New York

June Leaf

What constitutes June Leaf’s genius also makes her something of a throwback or an anomaly, an artist whose work looks back, through that of Giacometti and Picasso, to the primitive impulse to make images. Known primarily as a painter, which is also how she sees herself, Leaf surrounded the paintings exhibited in her most recent show with a broad selection of sculpture from the mid ’70s to the present. Although Leaf’s sculpture began in the ’60s with Joseph Cornell–like boxes—concretizations of ideas whose origins are painterly“ (as Dennis Adrian wrote at the time of Leaf’s 1978 retrospective)—it is now the sculpture that feels like the source for Leaf’s painting rather than vice versa. For Leaf, sculpture is not primarily an examination of the properties of three-dimensional form, but, rather, an investigation of the deep-seated desire to shape ductile matter. ”What I really want to do,“ she has said, ”is make people, from the inside out." In this sense her objects are something like household idols, but this is also why they are so often essentially toys, with moving parts that can be activated by the viewer: in our culture the fee ling for the animate object has been pretty much pressed back into the realm of childhood. For Leaf, mechanism seems not to operate in contradistinction to spirit, but simply to represent its knowable aspect.
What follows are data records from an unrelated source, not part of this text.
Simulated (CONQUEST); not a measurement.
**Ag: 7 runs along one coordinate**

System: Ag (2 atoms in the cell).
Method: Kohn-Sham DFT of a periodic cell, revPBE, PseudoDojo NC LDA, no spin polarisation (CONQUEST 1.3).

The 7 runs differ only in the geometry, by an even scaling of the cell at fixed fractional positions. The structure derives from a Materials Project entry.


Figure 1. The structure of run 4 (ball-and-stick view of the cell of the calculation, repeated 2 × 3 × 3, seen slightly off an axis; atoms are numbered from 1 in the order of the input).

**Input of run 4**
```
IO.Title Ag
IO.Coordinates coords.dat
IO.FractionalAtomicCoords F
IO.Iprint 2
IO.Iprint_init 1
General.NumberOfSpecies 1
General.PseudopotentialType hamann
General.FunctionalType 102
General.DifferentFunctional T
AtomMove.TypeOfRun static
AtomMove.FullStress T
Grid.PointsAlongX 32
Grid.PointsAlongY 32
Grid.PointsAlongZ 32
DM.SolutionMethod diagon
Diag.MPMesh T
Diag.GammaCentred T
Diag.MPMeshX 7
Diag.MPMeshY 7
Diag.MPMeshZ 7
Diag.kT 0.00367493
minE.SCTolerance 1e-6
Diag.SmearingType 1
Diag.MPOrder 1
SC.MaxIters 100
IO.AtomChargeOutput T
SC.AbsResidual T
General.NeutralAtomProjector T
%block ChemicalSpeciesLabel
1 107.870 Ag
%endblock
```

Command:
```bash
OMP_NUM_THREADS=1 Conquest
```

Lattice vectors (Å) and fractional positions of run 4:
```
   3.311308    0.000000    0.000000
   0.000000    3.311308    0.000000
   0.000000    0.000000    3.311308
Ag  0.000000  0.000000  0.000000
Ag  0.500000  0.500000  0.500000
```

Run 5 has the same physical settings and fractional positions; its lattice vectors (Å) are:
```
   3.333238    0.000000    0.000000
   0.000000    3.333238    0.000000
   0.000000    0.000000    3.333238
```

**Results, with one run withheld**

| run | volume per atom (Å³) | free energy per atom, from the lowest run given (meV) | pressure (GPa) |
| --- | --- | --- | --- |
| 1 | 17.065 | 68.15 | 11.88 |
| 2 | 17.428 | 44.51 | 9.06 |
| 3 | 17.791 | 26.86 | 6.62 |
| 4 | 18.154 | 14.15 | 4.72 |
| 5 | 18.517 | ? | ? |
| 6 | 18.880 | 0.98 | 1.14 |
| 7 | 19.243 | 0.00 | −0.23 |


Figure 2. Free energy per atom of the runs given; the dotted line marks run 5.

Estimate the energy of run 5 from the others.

It would be easy to mistake Leaf’s modestly scaled objects for whimsies. In fact, the unconventionality of her work is actually born from an intense engagement with tradition that manifests itself as informality, as a certain distance from the dogmas, programs, and protocols of contemporary artmaking. Her works, with their mercurial, intimate bearing, make no claim to public significance, yet even in the smallest, most fragile constructions there is a hint of archetypal gravity, a touch of mythic grandeur. This aspect of Leaf’s work is most evident in Iron Woman, 1994, a full-size seated figure (an image that dates from her mid-’50s work) which though monumental is never static, never becomes a solid mass but remains a continuous metamorphosis of surfaces.

Whereas Leaf’s sculpture is basically figural, her new paintings are not as concerned with the figure as they used to be, turning instead toward landscape, that is, the place where things are located rather than the things themselves. At times the preoccupation with siting the objects is made explicit, as when one of Leaf’s sculptural forms is taken up into a painting or vice versa. The Instrument, 1993, a sculpture that is at once a boat and a sort of lute, washes up in Embarking, 1994. Sometimes the painting comes first: The Wave, 1995, another boat sculpture, originates in Black Angel, 1994. Leaf’s practice of constructing a painting from several pieces of canvas—sewing them together, cutting down and enlarging the work as she goes—makes it clear that for her a painting is less an image than a material entity to be worked by hand (like sculpture) until it has come to life.